Monday, September 26, 2011

Overcoming adversity

How do you win a race? Certainly hard work and training go along way, but at some point you will have to face and overcome adversity. And adversity was what the WORS race # 11, the Bear Paw Rock n’ Roll was all about; adverse weather conditions, equipment malfunctions and lousy riding conditions. The Bear Paw Inn, after being rebuilt a few years ago after it was destroyed by a tornado, is not stranger to bad weather.

When I arrived on Saturday to do my preride it was already cool and raining. After a couple other riders assured me that the course was still in great shape, I decided to head out to ride the course. Maybe not the best decision I've ever made. The course was not in good shape when I started and got worse as the ride went on. As I rode, I could hear my drivetrain getting grittier and grittier, until it just stopped shifter altogether for a time. No matter what I did with the shifter my bike just stayed in the gear it was in. Then out of nowhere it started shifting again, but not into the biggest cog and then I had to coax it in order to up shift by shifting up a few times before it would move one cog.

I had originally planned to camp, but after my preride I was wet, muddy and cold so I decided I didn't want to camp anymore. I wanted a warm shower and room to sleep in. With all the decent hotels already booked, I found this hole in the wall motel. When asked if I wanted a room with heat upon check, I was promptly offered a small space heater. But at least they didn’t have have hourly rates.

So there I was in my room huddled in front of this little space heater until I was warm enough to take a shower. After the shower, I began the task of trouble shooting my shifting issue. I found that the b limit screw on the derailleur was slipping off the tab it is suppose to press against. I didn't have a fix for that. Thus, I had my all the excuse I needed not to race in the miserable conditions.

It rained most of the night and after running the heater wide open my room was finally warm by morning.

In the morning I went down to the race venue with no intention of actually racing. I was warm and dry in all my rain gear thinking I might be able to get some good video of the muddy racers and the beautiful venue. But just in case I decided to race, I took my bike over to the Trek Store of Madison tent to have the mechanic, Wilhelm take a look at it to see if he could work any magic.

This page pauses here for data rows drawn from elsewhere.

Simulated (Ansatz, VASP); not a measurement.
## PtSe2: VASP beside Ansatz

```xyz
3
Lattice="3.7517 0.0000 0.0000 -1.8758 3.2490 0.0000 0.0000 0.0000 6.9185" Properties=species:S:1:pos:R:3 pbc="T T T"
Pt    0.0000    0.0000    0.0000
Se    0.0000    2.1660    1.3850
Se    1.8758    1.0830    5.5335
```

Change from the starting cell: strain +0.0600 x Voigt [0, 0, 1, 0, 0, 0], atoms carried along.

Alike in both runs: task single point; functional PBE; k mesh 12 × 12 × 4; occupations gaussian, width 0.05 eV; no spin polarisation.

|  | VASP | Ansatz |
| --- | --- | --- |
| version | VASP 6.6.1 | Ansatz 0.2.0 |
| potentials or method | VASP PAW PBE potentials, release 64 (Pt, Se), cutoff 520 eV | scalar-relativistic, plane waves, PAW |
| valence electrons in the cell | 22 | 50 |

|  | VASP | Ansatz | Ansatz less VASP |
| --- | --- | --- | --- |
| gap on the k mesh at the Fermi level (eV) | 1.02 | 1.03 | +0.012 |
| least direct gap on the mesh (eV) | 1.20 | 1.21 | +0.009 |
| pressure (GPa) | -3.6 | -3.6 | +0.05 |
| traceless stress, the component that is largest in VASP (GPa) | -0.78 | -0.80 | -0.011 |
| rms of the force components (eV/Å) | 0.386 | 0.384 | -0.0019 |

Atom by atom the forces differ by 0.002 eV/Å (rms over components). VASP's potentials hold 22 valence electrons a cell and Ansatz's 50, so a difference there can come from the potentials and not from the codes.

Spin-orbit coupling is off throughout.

After a quick fix that involved a combination of ingenuity, a twist tie and a great deal of imagination, Wilhelm comes to me and says in his German accent, "Well, it's horrible. But you can ride it. Just stay out of the top cog. No, the top 2.......3 cogs." I thought, yeah that's not good, but if it stays consistent, I can work with it.

Somehow I found myself on the starting line. I sprinted out with the leaders and followed them up the steep initial climb and through the following doubletrack. The field settled into a moderate pace so I decided to take the lead into the first section of singletrack.

I figured not being behind anyone that would be slipping and sliding all over the place would be a HUGE advantage. It turned out to be exactly that and the fading chorus of swearing and arguing was evidence of a gap being built. In the 2nd section singletrack I had about a 20 second lead on the pack when I dropped my chain for the first time.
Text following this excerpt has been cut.